RIYADH, (Reuters) – Dubai’s government-linked entities may be spared further major ratings downgrades in the near future, an analyst for Moody’s said on Wednesday, in a sign that the emirate may be recovering from its credit woes.
A string of bruising ratings downgrades to government-linked firms were triggered after state-owned conglomerate Dubai World said in November it would seek a standstill on billions in debt repayments.
“In terms of ratings, I think we have seen the worst in terms of notches down and if there is any rating migration I would not expect it to be of a similar magnitude,” Martin Kohlhase, analyst for corporate finance at Moody’s told reporters on the sidelines of a financial conference.
Several entities including major banks, investment companies and free-zones were downgraded on concerns that Dubai’s credit environment had deteriorated to the extent that state support for these companies could not be guaranteed.

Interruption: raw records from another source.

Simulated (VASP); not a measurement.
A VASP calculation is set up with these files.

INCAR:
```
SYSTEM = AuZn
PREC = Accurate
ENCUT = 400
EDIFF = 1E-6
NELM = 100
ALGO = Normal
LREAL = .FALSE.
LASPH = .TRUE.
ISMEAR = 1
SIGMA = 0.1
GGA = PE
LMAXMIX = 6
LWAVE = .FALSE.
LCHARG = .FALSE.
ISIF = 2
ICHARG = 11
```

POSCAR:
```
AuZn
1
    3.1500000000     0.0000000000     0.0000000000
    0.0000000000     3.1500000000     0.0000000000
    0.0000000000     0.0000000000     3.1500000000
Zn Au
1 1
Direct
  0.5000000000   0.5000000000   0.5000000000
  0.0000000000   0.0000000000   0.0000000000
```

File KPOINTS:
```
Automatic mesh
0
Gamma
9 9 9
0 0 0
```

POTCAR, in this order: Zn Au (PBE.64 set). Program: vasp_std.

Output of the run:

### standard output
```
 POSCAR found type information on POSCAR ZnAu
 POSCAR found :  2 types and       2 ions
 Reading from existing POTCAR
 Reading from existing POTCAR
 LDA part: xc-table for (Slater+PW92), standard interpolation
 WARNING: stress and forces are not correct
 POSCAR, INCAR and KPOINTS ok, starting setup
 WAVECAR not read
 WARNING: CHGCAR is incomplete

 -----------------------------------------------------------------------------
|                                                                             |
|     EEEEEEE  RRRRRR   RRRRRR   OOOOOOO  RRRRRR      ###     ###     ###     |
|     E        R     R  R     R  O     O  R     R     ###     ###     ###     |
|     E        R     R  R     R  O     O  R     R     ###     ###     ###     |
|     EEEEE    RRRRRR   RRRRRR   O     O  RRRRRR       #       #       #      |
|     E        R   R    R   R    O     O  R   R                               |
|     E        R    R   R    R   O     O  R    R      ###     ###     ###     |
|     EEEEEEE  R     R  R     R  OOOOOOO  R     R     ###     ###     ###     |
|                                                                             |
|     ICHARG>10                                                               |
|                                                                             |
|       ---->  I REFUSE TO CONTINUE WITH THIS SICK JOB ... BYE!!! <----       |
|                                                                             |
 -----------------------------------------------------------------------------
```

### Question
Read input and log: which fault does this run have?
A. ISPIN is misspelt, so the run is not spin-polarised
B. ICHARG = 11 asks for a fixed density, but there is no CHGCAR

Dubai Holding, the investment vehicle of the ruler, is also said to be considering restructuring some of its loans, according to reports.
One of the companies units, Dubai Holding Commercial Operations Group (DHCOG), delayed reporting its annual earnings for the second time earlier this week, due to complexities in consolidating results of its units.
Kohlhase said Moody’s was “comfortable” with ratings for Abu Dhabi government linked entities.